Companies are flocking to Office 365 as the leading choice of cloud-based email. But while it’s a great productivity enhancer and provides simplicity and cost savings over on-premises solutions, it raises serious security challenges. Threat actors typically target email accounts with identity deception. And with Office 365 being ubiquitous and publicly-discoverable, the risks become even greater.
The Email Attack Vector
Email is the number one attack vector for cyber crime, comprising the entry-point for more than 95% of cyber attacks over the last 10 years. While in the past, many attacks tended to use malware, a new breed of threats are focused around identity deception and social engineering. Attacks are often customized and seeded with facts and context that the recipient might expect to see from a trusted sender.

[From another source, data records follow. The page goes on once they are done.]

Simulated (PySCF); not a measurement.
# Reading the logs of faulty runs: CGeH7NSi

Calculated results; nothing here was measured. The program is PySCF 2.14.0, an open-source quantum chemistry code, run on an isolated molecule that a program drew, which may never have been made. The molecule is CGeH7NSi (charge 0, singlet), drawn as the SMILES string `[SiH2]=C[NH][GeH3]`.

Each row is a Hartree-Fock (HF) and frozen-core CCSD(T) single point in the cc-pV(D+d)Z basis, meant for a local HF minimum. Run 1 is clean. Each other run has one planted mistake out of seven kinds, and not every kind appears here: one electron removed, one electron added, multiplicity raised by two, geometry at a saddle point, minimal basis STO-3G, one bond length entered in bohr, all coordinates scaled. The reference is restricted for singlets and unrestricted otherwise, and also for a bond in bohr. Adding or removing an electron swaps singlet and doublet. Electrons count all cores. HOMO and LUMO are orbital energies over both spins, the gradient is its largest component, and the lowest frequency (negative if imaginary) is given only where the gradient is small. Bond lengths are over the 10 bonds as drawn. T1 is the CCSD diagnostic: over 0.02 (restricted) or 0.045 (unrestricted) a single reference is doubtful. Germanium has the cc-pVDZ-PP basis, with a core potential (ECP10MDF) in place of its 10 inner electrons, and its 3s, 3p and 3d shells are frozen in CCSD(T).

Many of these attacks leverage identity deception at their core. While Office 365 includes layers for spam and malware, it doesn’t protect you against socially engineered attacks that are either phishing for credentials or motivating an employee to handle an urgent payment. Often these latter attacks show email history from superiors within the thread history. When an operational worker sees an email passed from her CEO to the CFO, with a cc: to her manager, there is immense pressure to perform the task. No one wants to be the bottleneck and this pressure undermines workers’ judgment; and criminals exploit this in their strategies.
Deception Detection
Agari took a unique approach to this problem a number of years ago by focusing on deception detection and filtering good behavior. Let’s break this down.
Agari looks at the identity of the sender to determine trust. The Agari Email Trust Platform is the only solution that verifies trusted email identities based on insight into 10 billion emails per day to stop advanced email threats that use identity deception.
But the next step is even more critical than the last. It consists of filtering out the more consistent good behavior to expose the bad. Note that this is in stark contrast to spam engines which try to filter out unwanted emails by focusing on the bad.
Good Versus Bad
One might think that creative innovators (the good guys) would be constantly evolving their business. While this is true, even the most revolutionary business approach tends to work within the constructs of known identities and established communication channels.
By modeling and subtracting out good behavior (left), the bad becomes visible (right).
On the other hand, a criminal trying to deceive will often use many different methods (and infrastructure) to do so. They might use one set of servers one time, and another a different day. They might impersonate one person for one operation and take over someone else’s email account for the next. They tend to be constantly looking for which door is open and this shows up behaviorally as inconsistent history in terms of relationships and internet infrastructure.
So by modeling the consistent good behavior, we can ultimately subtract this out to expose the less consistent, ever-changing bad behavior. With this method, even deceptive emails that have no malware or URLs can be stopped. And this is the missing link that can secure your Office 365 email channel from targeted phishing and BEC attacks, keeping your company productive and secure.